The new Project Oceanology building on campus houses programs that take many middle and high school students on the water for marine science experiments. Project Oceanology also offers an ecology cruise, seal excursions, and other environmental cruises on Long Island Sound.
To ensure that faculty and students have well-rounded experiences, and to contribute to the culture of the local community, the Avery Point Campus has developed a small but high quality arts program that includes an innovative art gallery and the Avery Point Playhouse, home to an annual playwrights’ festival, poetry slams, puppetry programs, and jazz nights.
The campus open house last fall coincided with a “Festival by the Sound” co-sponsored by the Greater Mystic Chamber of Commerce. The festival featured not only lab tours and author talks but also an on-the-water pirate battle and wandering swashbucklers who demonstrated fencing. The weekend began with the pirate’s ball.
“Outreach to the community is very important to the campus,” Comprone says. “Events like these help us showcase what we have to offer, and the fabulous research that is taking place on campus.”
Comprone finds the campus’s growth exciting. “This campus has had an ideal opportunity to grow in new ways,” he says. “And there is more to come. Half of what we’ve done is reality and the other half is still in conception.”
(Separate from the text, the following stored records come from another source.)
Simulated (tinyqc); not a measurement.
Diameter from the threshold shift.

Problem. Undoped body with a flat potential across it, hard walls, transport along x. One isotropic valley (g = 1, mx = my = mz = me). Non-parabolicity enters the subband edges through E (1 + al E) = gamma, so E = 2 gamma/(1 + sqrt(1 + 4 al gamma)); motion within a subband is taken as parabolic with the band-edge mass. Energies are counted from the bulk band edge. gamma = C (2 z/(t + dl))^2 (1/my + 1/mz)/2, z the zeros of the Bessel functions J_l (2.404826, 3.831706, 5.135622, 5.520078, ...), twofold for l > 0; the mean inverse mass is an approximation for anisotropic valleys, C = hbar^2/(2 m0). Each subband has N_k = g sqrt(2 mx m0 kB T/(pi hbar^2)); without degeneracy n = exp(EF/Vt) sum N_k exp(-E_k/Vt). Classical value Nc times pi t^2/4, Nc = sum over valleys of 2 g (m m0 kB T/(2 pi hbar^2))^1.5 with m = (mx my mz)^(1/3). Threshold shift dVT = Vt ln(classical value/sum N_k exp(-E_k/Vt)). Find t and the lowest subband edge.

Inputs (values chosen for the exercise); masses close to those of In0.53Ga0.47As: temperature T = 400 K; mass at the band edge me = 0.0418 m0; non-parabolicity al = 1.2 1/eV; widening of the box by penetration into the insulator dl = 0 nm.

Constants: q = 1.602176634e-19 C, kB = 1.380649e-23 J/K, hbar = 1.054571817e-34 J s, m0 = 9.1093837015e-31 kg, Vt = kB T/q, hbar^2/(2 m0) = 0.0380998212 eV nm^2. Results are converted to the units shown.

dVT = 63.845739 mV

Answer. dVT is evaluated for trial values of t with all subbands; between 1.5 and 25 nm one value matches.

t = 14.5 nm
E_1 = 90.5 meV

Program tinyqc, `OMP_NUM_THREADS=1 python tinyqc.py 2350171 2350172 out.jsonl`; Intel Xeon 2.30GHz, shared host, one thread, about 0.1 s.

Coming challenges include completion of the physical plant master plan now under development, and expanded recruitment for the four-year programs. Other programs that must be further developed include internships with various local partners and additional overseas study to supplement a marine archaeological program that took place last summer in southern Portugal.
“While we want to take advantage of the water, we also have a complex mission to develop,” says Comprone.
An English professor, Comprone left Arizona five years ago partly because he had grown up in Waterford and still had family in town, and partly because he was tired of Arizona’s 100-degree weather. One of the reasons he was drawn to Avery Point was that he found the campus’s ties to Storrs intriguing.
“It is not a good idea for a campus, as the Arizona West campus was, to be academically separated or accredited separately,” he says. “When that occurs, both quality and the richness of available resources suffer dramatically. At Avery Point, we are striving to build strong and unfettered relationships with Storrs departments. Only through this kind of cooperation can we offer the kind of research university quality to the entire state and beyond.”
So most semesters, often several times a week, Comprone, like other faculty at Avery Point, travels to Storrs either to teach a course in modern literature or to attend meetings. “It is a good thing to promote an integrated relationship between our campus and the Storrs campus,” he says. “So I have tried to become a part of life at Storrs as well as here.”